So far I've met three different definitions of composed mapping.
Definition 1)
Let $\ f:X\to Y,\ x\mapsto f(x); \ g:Y\to Z,\ y\mapsto g(y)$ be two mappings, then the composed mapping of $f\ $and$\ g$ is defined as $$g\circ f:X\to Z, \ x\mapsto g(f(x)).$$
We can see the first definition requires $Ran(f)=Dom(g)$.
Definition 2)
Let $\ f:X\to Y,\ x\mapsto f(x); \ g:W\to Z,\ w\mapsto g(w)$ be two mappings, and $Y\subset W.\ $Then the composed mapping of $f\ $and$\ g$ is defined as $$g\circ f:X\to Z, \ x\mapsto g(f(x)).$$
The second definition only requires $Ran(f)\subset Dom(g)$.
Definition 3)
Let $\ f:X\to Y,\ x\mapsto f(x); \ g:W\to Z,\ w\mapsto g(w)$ be two mappings, and $f^{-1}(W)\neq \emptyset.\ $ then the composed mapping of $f\ $and$\ g$ is defined as $$g\circ f:f^{-1}(W)\to Z, \ x\mapsto g(f(x)).$$
The third definition only requires that $f^{-1}( W)\neq \emptyset.\ $
Obviously these three definitions are not equivalent to each other. I dislike the idea that one term could have several inequivalent definitions, and I also don't know which one is better.

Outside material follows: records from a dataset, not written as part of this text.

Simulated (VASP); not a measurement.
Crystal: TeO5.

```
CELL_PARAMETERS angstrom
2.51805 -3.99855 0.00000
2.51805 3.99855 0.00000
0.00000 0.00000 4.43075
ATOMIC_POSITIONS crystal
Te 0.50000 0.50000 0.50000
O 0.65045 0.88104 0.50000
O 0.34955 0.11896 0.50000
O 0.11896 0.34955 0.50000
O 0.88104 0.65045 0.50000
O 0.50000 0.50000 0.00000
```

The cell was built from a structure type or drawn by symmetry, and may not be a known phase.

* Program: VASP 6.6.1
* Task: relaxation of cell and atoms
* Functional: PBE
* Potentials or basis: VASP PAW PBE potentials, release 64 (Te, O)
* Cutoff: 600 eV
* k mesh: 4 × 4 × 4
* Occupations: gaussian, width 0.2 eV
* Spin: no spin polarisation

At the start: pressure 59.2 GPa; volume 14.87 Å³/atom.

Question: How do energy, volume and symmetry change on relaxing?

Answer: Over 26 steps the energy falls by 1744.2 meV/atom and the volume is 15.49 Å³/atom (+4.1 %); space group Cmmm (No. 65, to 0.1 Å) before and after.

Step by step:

Question : Why do people give so many definitions of composed mappings, and which one should I use?
It depends on the context. The first definition is the most simple but also a bit special. If you have functions $f:\mathbb{R}\to\mathbb{R}$ and $g:\mathbb{R}\to\mathbb{R}$, then by first definition you can compose the functions and everything is fine. But definition (2) also works, since $\mathbb{R}\subset\mathbb{R}$. Because $f$ is defined on $\mathbb{R}$ you get $f^{-1}(\mathbb{R})=\mathbb{R}$ and $(3)$ gives the same definition. This argues also that if (1) holds, then also (2) and (3) holds.
But sometimes you like to compose functions, where not each space are the same. I.e. $g$ can have singularities or is not well defined everywhere. But if the range of $f$ contains just points in the domain of $g$, then (2) is a natural way to define a composition. Further you see if $Y\subset W$, then you have $f^{-1}(W)=f^{-1}(Y)=X\neq\emptyset$ since $f(X)\subset Y$. You see if (2) holds, then also (3) holds. That's why (2) is a special case of (3)
By the previous arguments you can see, that (3) is the most generell definition. You are able to define the composition even is the range of $f$ contains points, which are not in the domain of $g$. But in that case you have to restrict the domain of $f$. On the other hand you have to check with $f^{-1}(W)\neq\emptyset$, that $W$ is not totally outside of the range of $f$.
Sometimes definition are simplified in order to have less work. If you like to compose functions on the most generell case. Then you have to choose (3). But you can also use (1) or (2) if you restrict the domain of $g$ and domain of $f$ properly. So that is also not a bad definition or less worth. And by using restrictions you can in some sense say, that the definitions are equivalent.